What can you say to that? Either it's slyly trying to avoid alienating potential supporters or Respect is so morally shrivelled it can't tell the difference between disrupting a political speech and attacking a service for the victims of fascism.
There's not much clarity about who was actually behind these attacks, or what their motives were. King has suggested that the target was her, to which the letter from several Jewish members of Respect can be seen to respond. Jonathan Freedland, who was present, wrote yesterday in The Guardian :
Within minutes, the mourners were pelted, first with vegetables, then with eggs. Some said they saw stones; others said they had been spat at. Gathered in old age to remember their dead, they felt under siege.
Looking around, it was difficult to spot individual culprits. All that were visible were groups of young Asian men, standing on the balconies of the rebuilt block.
Among the dignitaries at the service was the local MP, Oona King. When she spoke, she attacked the "ignorance" of the assailants and insisted that their real target was her ... suggesting the attack was part of an increasingly vicious contest between herself and George Galloway, who is seeking to win Bethnal Green and Bow for his anti-war Respect party.

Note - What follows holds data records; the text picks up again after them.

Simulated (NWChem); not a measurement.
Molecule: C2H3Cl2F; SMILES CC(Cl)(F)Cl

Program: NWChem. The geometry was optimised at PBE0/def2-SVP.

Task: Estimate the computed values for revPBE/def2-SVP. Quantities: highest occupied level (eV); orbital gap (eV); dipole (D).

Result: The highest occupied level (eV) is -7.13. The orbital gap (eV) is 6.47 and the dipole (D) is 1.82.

Indeed, the episode became part of a new escalation in hostilities between the two candidates which would later include King's charge -emphatically denied - that Respect activists were seeking to whip up Muslim antagonism against her by highlighting her Jewish background.
I was there and I must confess it did not look like an attack on Oona King to me. She was not especially visible, and no slogans were chanted or words uttered - as surely they would have been if this was merely a stance against King's support of the Iraq war.
...
Of the dozen or so people I approached, most struggled to converse in English. But not all. Syed Mumin, a 24-year-old student who has lived all his life in the block, was adamant. It was nothing to do with King. "And it's nothing to do with Iraq or Palestine or anything to do with religion," he said.
Instead, Syed explained, the area was overcrowded and rundown. "There's a lot of aggression." The result is that when the police show up they get pelted. If even a resident drives in with a newly clean car, he'll get "egged". Here was a group of outsiders, so they got the treatment too. His friend Bokkar Ali added: "They're just kids having a laugh. They do it to everyone."
Except the culprits did not look like kids; most seemed to be in their late teens or 20s. And there's the testimony of Aminur Rahman, 18, who told me: "There's a lot of hatred towards the Jewish. We've got hatred towards them." He knew Sunday's group were Jewish because of the skullcaps and he knew the story of the 1945 bomb. So was it wrong to attack people who were grieving? "It was wrong in a way, but I think they deserved it because they came into a Muslim community."
I don't know who speaks for his neighbours, Syed or Aminur. Maybe the truth is halfway between them.
I don't doubt that some of the stupider locals will be prejudiced, although it has always been known that King is Jewish, and she has never before had a problem winning a majority of the electorate in a heavily Bangladeshi area. But what is notable from Freedland's account is that it was Oona King, and no one else, who tried to make it into an election issue. From day one it has been clear that her campaign would seek to make it seem as if Respect's challenge was about religious sectarianism. Hence, before the mourners tears are even dry, King is appropriating the incident for her political campaign. Fabulous respect for the dead in that. And the fact is that the only people who are making race an issue in this campaign are Oona's rent-a-crowd .
Cohen goes on to repeat some of the siller charges about Respect - "boring old causes" like gay rights are to be dropped in pursuit of an alliance with Muslims, he claims. Remarkable stuff, but here is the text of a motion passed overwhelmingly at the last Respect national conference:
Motion 57: Gay Pride - Tyneside
This conference welcomes the production of a Respect leaflet for London Pride.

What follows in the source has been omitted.